Other foreign and national rescue teams worked feverishly to get to survivors in the capital of Port-au-Prince. Late Saturday, American rescuers were trying to free three people trapped alive in the rubble of a suburban supermarket. They managed to shout back and forth with the survivors, and get them water, but had just started attempting to reach them.

"Contact has been very brief because they are still yelling through concrete slabs," said Joseph Zahralban, captain of a FEMA urban search-and-rescue team based out of Miami, Florida, that was taking part in the rescue effort.

"They are aware of the fact we are attempting to rescue them."

School teacher rescued

Mexico's Rescue Brigade, a group with mole-like tunnelling skills that located survivors after Mexico's deadly 1985 earthquake and in New York after September 11, pulled 35-year-old teacher Jean Baptiste Patrick alive from the rubble of the St Gerard Technical School on Saturday, according to an Associated Press photographer who witnessed the rescue. The brigade worked in coordination with Mexican federal police and the Mexican Navy.

On Friday, 18 members of the brigade pulled seven other survivors out from under collapsed buildings, said team coordinator Fernando Alvarez.

Israeli troops rescued the director of Haiti's tax ministry who was trapped in the ruins of his office building. Soldiers carried him out on a stretcher, checked his vital signs and declared him unhurt.

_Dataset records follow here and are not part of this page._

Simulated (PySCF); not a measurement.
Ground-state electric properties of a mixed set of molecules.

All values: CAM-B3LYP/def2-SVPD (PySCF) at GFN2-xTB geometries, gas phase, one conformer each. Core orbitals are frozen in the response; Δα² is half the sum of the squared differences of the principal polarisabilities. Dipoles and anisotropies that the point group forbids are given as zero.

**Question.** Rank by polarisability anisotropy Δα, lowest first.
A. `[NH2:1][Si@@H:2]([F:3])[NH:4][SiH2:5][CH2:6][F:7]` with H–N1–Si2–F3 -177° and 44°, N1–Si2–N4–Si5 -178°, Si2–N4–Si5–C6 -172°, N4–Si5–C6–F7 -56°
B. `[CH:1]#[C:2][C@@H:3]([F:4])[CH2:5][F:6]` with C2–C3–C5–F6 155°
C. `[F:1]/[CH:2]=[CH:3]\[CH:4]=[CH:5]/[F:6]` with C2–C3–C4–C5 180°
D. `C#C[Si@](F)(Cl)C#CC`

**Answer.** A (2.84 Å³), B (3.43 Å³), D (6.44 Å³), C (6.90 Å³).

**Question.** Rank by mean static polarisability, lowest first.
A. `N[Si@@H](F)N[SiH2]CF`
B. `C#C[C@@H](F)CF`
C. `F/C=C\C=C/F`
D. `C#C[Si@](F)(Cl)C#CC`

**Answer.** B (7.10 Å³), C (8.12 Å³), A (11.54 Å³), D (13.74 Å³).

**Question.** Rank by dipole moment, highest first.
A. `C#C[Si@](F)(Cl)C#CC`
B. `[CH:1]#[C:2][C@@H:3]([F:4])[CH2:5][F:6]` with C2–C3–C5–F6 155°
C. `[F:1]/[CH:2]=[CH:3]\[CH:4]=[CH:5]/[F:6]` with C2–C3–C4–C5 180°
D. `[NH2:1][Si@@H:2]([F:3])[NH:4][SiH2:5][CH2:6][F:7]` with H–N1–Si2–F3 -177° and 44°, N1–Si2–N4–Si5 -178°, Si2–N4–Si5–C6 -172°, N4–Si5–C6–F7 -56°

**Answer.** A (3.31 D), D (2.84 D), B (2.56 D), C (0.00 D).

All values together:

Emergency workers early Sunday pulled the co-owner of Hotel Montana from its wreckage. Nadine Cardoso, 62, was dehydrated but otherwise uninjured, said her husband, Reinhard Riedl. Rescuers who thought other people had survived emerged with an empty stretcher and explained there was no other sign of life.

Nearly 30 teams from around the globe were scrambling on Saturday to find and rescue the living, US Secretary of State Hillary Clinton told reporters in Port-au-Prince.

It was increasingly a race against time: Red Cross spokesman Simon Schorno noted that the critical 72-hour period for finding survivors "has past and ... these stories of people surviving are getting rarer".